Define an extended algebraic function $f(a)$ as a function on $a$ that utilizes any combination of recursive extensions and inverses of sequentiation.
Example:
$a + 1$ , sequentiation.
$a + a$, addition (repeated sequence).
$a\times a$, multiplication (repeated addition).
$a^a$, exponentiation (repeated multiplication).

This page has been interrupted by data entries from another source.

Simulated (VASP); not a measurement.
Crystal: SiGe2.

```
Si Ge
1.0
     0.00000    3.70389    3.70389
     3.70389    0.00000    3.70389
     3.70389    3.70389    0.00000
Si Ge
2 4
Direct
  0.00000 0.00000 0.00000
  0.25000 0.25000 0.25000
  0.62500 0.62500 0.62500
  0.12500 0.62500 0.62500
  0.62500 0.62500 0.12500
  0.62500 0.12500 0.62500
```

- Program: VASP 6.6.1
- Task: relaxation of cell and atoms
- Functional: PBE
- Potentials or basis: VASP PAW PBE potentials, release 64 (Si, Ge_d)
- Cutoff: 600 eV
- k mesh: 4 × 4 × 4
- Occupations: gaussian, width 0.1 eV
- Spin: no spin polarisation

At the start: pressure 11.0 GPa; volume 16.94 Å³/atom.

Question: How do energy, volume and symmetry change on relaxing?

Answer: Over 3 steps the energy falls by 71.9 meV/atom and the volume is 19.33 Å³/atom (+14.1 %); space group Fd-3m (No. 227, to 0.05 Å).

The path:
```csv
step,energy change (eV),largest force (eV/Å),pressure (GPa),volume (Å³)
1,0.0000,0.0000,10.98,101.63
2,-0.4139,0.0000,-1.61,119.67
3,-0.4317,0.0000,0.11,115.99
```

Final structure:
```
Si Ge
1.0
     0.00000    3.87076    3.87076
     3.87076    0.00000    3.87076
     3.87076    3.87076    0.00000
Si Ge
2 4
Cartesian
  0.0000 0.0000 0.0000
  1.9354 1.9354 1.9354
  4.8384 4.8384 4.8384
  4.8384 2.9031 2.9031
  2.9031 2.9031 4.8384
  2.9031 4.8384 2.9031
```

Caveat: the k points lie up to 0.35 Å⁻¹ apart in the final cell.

$a\uparrow\uparrow a$, tetration (repeated exponentiation)
etc...
The first $4$ functions are familiar to most while the later ones may be strange, for example:
$2^3 = 8$, $2\uparrow\uparrow 3 = 2^{2^2} = 2^4 = 16$,
$2\uparrow\uparrow\uparrow 3 = 2\uparrow\uparrow 2\uparrow\uparrow 2 = 2\uparrow\uparrow 16 = 2^{2^{2^{...^2}}} (16 \text{ times})$ = a big*** number.
- If you define the function $F(x, -1, c)$ where $c$ denotes the order of the operation in this recursive family (example):
$F(x, -1, 3) = -1 \times x$
$F(x, -1, 4) = x^{(-1)}=$$ 1\over {x}$
$F(x, -1, 5) = x\uparrow\uparrow (-1)$
$F(x, -1, 6) = x\uparrow\uparrow\uparrow (-1)$
etc...
Then it is interesting to note that:
$F(F(x, -1 , q), -1, q) = x$ for all $q > 3$
I can prove this for multiplication, exponentiation, tetration, and pentation (as individual cases). How does one go about extending this to my defined set of all extended algebraic functions?
Can this be used to solve the general functional equation:
$f(f(x)) = x$ for all possible functions?